Shakespeare (or Walter Raleigh, DeVere, or whomever) was probably more in the Paul McCartney seat than in the George Harrison seat, but he worked with Burbage and that lot for a long time. I tend to suspect that if he had been working with different actors, he would have written lines for them to perform, and the plays would have been different.

So, while I have no reason to believe that Shakespeare wasn't Shakespeare (and neither does anyone else, save that dickish snobbery is a reason), I do tend to think that he was rather more than just Shakespeare.

peace
Matt


Yes, Shakespeare was writing for the best actors of his day, and yet . . .

There are lots of great parts in every Shakespeare play. The texture of a Shakespeare play is richer in this respect than a Marlowe play, for example, where you find this great heroic part for Edward Alleyn (usually) and maybe a couple of other rich roles, but the rest of the characters are just not memorable. Shakespeare wrote great stuff for everybody, not just for Burbage. How much did Shakespeare's art suffer when Will Kemp was replaced by Robert Armin? He replaced self-assured, witty, misspeaking rustics with musical, lyrical, melancholy fools, and the series of great comic characters continued seamlessly. Quite obviously, he was writing for his actors, but just as obviously, his skill as a playwright was not dependent upon having a particular actor, nor is the success of his plays dependent upon a particular actor, either. Now, I will say that Shakespeare generally knew he was writing for good actors, and his plays benefit greatly from having good actors perform them, but in terms of Shakespeare's quality as a playwright being a result of his writing for the Lord Chamberlain's/King's Men, I don't see it.

How would the skills of the actors and their stage personalities have contributed to Shakespeare's skills in plot and structure? The excellences of, say, A Midsummer Night's Dream or King Lear arise in significant part from the architectonics of the double plot and the patterns of imagery woven through the verse, which seem unlikely to have developed out of the contributions or influence of individual actors. For these to be attributed to the art of the company rather than the playwright, one would have to envision a highly collaborative compositional process. Yet a) everything we know about English Renaissance theater suggests that rehearsal periods were very short and b) the textual history of many Shakespeare plays indicates that the texts we have were set from his "foul papers"--the manuscripts that he delivered to the scribe who would then make the fair copy that would be used for rehearsal and prompting. Unless we imagine that Shakespeare was workshopping scenes as he went along (and there's no evidence for this sort of thing in the theater of this period), there would be no way for the company to have exercised any direct influence over the design of these plays.

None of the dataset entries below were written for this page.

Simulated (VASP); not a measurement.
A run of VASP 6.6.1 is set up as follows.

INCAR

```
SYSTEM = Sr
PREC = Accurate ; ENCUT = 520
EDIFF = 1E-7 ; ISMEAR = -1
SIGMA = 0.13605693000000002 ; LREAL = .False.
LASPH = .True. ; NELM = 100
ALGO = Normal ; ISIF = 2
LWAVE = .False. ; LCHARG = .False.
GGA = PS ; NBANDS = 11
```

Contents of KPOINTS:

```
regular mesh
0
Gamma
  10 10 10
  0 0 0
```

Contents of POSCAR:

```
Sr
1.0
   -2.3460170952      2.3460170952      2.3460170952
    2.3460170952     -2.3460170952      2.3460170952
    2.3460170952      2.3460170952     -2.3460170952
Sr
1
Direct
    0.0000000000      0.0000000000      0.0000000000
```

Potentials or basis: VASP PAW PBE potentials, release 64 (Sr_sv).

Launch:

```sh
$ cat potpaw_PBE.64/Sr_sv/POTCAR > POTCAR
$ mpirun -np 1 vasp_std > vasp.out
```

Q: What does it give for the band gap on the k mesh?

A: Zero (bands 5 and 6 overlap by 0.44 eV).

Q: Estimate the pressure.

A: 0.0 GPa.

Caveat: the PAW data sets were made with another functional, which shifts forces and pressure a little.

Shakespeare excelled in every genre in which he wrote. No other playwright was as successful as Shakespeare in a wide variety of dramatic genres, which again suggests that his genius was not an accident of circumstance.

If we are going with songwriter analogies, it would be much fairer to compare Shakespeare to Paul Simon than to any member of the Beatles. Yes, I think Simon did his best writing during his partnership with Art Garfunkel--it seems to me that composing for the duo gave a discipline to his versification beyond what his solo work often shows and his use of Art Garfunkel's soaring voice gives his melodies an integrity and range that his later songs seldom reach when he is composing for his own, less powerful voice. (Others may well disagree about the quality assessment, of course, but I think the fact that Simon's songwriting was influenced by his awareness of the partnership is evident enough.) And yet, Graceland is one of the great rock albums of all time, and Simon has many, many other great songs to his credit from his long career. The Chamberlain's Men/King's Men were a band that didn't break up, so we can't see what most of its members would have done as individuals, but I think there is a great deal of pretty good evidence that Shakespeare used the great performative resources of his company brilliantly in his plays but that the brilliance of his plays is not mainly a product of those resources.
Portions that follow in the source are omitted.